Secondary controlled drives: dynamic, efficient, precise and versatile

Content

Drives with secondary control are making inroads into yet another field.

Wind force 8. The ship is pitching and wallowing, its bow and stern lifting and dropping back into the waves. However, work on the crane does not come to a halt. In spite of the rough seas, it continues to lower heavy loads to the seabed, both accurately and smoothly. This is made possible by Rexroth’s proactive wave compensation system that can offset up to 95 percent of wave action.

 

Highly dynamic, secondary control drives from Rexroth are the foundation for this amazing performance. Rexroth’s unique drive concept is distinguished by its great rotation speed, torque and positioning accuracy – features also in demand for test beds and mechanical engineering as well as in conveyance and transportation technology. It is unbeatable in terms of eco-friendliness and efficiency. Secondary control makes it possible to recover up to 75 percent of the energy required for drive power.

 

1. Configuration

Secondary-control drives are operated in high-pressure networks. They consist of at least one hydraulic pump (the primary unit), a hydraulic accumulator, and a using unit (the secondary unit).

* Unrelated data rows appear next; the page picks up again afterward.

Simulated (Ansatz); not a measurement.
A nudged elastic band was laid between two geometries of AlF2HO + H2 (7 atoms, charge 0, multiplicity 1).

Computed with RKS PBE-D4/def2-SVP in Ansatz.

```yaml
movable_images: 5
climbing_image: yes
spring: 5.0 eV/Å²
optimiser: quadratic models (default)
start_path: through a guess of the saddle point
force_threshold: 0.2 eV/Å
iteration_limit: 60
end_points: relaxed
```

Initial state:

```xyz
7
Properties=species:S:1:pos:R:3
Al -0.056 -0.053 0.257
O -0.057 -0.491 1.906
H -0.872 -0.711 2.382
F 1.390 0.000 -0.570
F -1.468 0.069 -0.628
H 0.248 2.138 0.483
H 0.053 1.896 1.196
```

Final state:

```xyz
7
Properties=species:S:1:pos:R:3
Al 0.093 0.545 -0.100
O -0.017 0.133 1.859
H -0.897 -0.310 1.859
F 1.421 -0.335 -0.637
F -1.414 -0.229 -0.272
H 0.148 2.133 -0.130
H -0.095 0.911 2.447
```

The purpose of the hydraulic accumulator is to store the energy fed to the hydraulic network by the secondary unit whenever it is reversed, e.g. in the pumping mode. When operating under load, this accumulated energy is used to compensate for consumption peaks. The charge status of the hydraulic accumulator – in conjunction with the pressure-controlled primary unit and the operational status of the secondary unit – determines system pressure.

 
 

While conventional drives work with an interface via volumetric flow, secondary-control drives are linked to the specified operating pressure. Volumetric displacement is, therefore, not related to a precisely defined rotation speed but rather to a certain torque.

If an automated process, or the operator, prescribes the rotation speed required for a certain action, the using unit automatically determines – within milliseconds – the torque required to ensure that this rotation speed is maintained at the operating pressure currently available.

 

2. Unique features

  • Even if a number of using units with varying loads are connected to the system, secondary-control drives eliminate the necessity to throttle down energy-carrying circuits, as is the case in conventional, open systems. The power drain on or energy return to the supply network is controlled to match needs by adapting the machine’s volume displacement to the loading situation. This is why, even in open systems, any number of units functioning as motors or pumps can be connected in a parallel arrangement, without impairing the system’s excellent energy balance.

  • Even long distances between secondary and primary units, having to be covered using long hydraulic lines, have absolutely no negative effect on the performance of secondary-control drives.

  • The application of hydraulic accumulators makes it possible to store huge amounts of energy which can be charged or discharged for several seconds in the MW range.

 

3. Application examples

 

The high consistency of the rotation speed and the excellent performance of the secondary-control drives as used in the wave compensation system neutralize up to 95 percent of wave energy.

 

With its lifting power of 3,200 tons and a radius of 120 meters, the Giant Crane 120 made by Sarens is the largest crane in the world. Its six compact secondary-control winches can be operated at constant velocity and are capable of positioning loads with an accuracy of millimeters.

 

Individual pumps are examined, together with their ancillary components, at the universal test stand at the International Hydraulics Academy of Dresden (IHA). Secondary control hydraulic drives ensure an energy recovery rate of up to 70 percent.
Photo: IHA GmbH

 

4. Benefits at a glance

  • Dynamic and precise: The dynamics of this drive meet the most stringent demands with respect to positioning, rotation speed and torque precision.

  • Efficiency: Hydraulic energy can be transformed into mechanical energy and vice versa with the greatest possible degree of efficiency.

  • Energy-saving: Braking energy is utilized and stored in accumulators without intermediate valves.

  • Versatile: Setting up four-quadrant operation (forward acceleration – forward braking; reverse acceleration – reverse braking) is trouble-free, even in open circuits.
 

5. Fields of application

 

Test laboratory technology

Test beds for engines, gears, drive shafts, rotor blades; test benches for flat guides, wheeled guides, tension, and crash tests.

 

Shipbuilding

Drives for winches, cranes, and wave compensation systems.

 

Conveyance technology

Drives for hoisting gear, rotating mechanisms and traction drives

 

Machine construction

Rim compression tools, grinding machines, UPS backups; drives for saws, pinch rolls and centrifuges as well as presses.

 

6. The principle of energy recovery

 

The secondary-control drive in a crane works alternately as pump and motor.

1 Hoisting: A winch reels in the rope to hoist a load. The drive unit functions as a motor and consumes energy.

2 Lowering: The winch uncoils rope to lower a load. The drive unit operates in the pumping mode and feeds energy back into the hydraulic system.